Meijer proposal creating new border war between Lisbon, Sussex
Officials: Process may have violated border agreement
Town of Lisbon - Town officials say the Village of Sussex may have violated a border agreement between the two communities because of the process village officials have followed in considering approvals for a nearly 200,000-square-foot Meijer's grocery and household supercenter proposed at Highways K ( Lisbon Road) and 164.
In an apparent effort to resolve the dispute, village officials have scheduled a joint meeting with the town and village Planning Committee at 6 p.m. Dec. 17 at Village Hall. The meeting is three days before the village Plan Commission is expected to resume a public hearing on a proposed conditional-use permit for the project.
Last week's hearing was continued until Dec. 20 after an attorney for neighbors objecting to the project asked for more time to review documents and possibly have the opportunity to cross examine public officials and citizens testifying at the public hearing.
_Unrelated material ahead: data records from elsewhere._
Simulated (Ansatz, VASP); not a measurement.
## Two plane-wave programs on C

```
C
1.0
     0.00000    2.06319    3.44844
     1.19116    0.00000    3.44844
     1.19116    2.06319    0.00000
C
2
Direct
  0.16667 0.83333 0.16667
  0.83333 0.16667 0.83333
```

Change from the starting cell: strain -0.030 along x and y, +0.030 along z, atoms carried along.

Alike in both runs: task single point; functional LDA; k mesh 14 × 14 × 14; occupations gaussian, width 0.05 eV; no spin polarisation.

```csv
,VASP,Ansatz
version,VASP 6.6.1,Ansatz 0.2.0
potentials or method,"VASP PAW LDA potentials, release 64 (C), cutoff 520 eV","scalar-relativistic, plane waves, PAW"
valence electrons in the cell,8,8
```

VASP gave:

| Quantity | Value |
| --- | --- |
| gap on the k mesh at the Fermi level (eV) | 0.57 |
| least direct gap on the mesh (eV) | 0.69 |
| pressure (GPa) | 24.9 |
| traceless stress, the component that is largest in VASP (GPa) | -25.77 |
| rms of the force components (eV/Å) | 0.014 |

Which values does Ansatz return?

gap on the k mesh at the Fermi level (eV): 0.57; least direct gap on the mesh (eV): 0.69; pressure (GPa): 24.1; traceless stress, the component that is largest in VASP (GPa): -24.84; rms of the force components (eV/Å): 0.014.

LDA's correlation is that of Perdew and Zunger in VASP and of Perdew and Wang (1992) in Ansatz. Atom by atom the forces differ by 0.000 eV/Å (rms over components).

The attorney and Lisbon officials asserted the border agreement between the communities required that the proposal be presented to the joint Planning Committee before the village agreed to change its land-use plan, conduct public hearings and consider Plan Commission approval of the project.
The joint Planning Committee consists of representatives of both municipalities and was created as part of a 2002 border agreement.
The committee's recommendations are advisory.
"The committee's recommendations may be advisory, but the process (outlined in the border agreement) is not," said Milwaukee attorney Joseph R. Cincotta, who represents two families whose acreage is near the site.
Cincotta outlined a litany of concerns his clients have about the project including its size, potential impact on surrounding residential real estate values, stormwater drainage, traffic, noise and potential increases in crime because the supercenter and adjoining gas station/ convenience center would operate 24 hours a day.
He asserted the project is contrary to the village's land -use plan andthat village officials violated the border agreement by failing to present the proposal to the joint committee before various village governing bodies, including the Plan Comission and Village Board, began deliberations on the proposal.
Some of those same concerns were echoed by Town of Lisbon Engineer John Stigler of Jahnke and Jahnke and Associates.
Stigler argued that any action on zoning and conditional-use permits for the project by the Village Board or Plan Commission would be "premature and a violation of, and inconsistent with, the boundary agreement" because the proposal has not been presented to the joint committee.
The proposed 24-acre site is on nearly 50 acres of farmland in the Town of Lisbon at the southeast corner of Highways 164 and K. The intersection is expected to be expanded to four lanes and four turn lanes within 800 feet east and west of the intersection.
According to the border agreement, the property is expected to be "detached" from the Town of Lisbon and "attached" to the Village of Sussex so it can be developed with village utilities, including sewer and water.
Village Administrator Jeremy Smith said during the hearing that village officials had unsuccessfully attempted to schedule a joint Planning Committee meeting with the town.
Smith asserted that Stiegler's comments were in violation of the border agreement because the town stipulated in the agreement it would not oppose detachment and attachment of the parcel.
However, Lisbon Town Chairman Matt Gehrke emphasized in a later interview that the town was not objecting to the detachment of the land or the proposal.
He said the town was taking step to ensure that its rights as outlined in the border agreement were protected.
"At the end of the day, the land is going to be detached from the town and attached to the village," Gehrke said.
He added, however, that town officials were concerned about potential stormwater control issues and the existence of a "big box" store in the region.
"During the (border agreement) negotiations, there was general agreement between the village and town participants that big-box stores were not desired with the joint planning area," Stigler said.
More than a dozen residents from both communities testified during the four-hour public hearing Wednesday, Nov. 28, at the Sussex Community Center.
Most of the opposition was expressed by the town residents who argued the size of the store and its proposed 24-hour operations were contrary to the village's land-use policy of trying to maintain a small-town atmosphere and emphasizing redevelopment of its downtown business district.
Most of the proponents of the project were Village of Sussex residents or business owners who argued the project was consistent with plans for commercial development on Highway 164 between Lisbon Road and Silver Spring Drive.
They predicted the supercenter would lead to the development of new businesses in the neighborhood and would provide 200 to 250 jobs in the community, in addition to expanding the community tax base.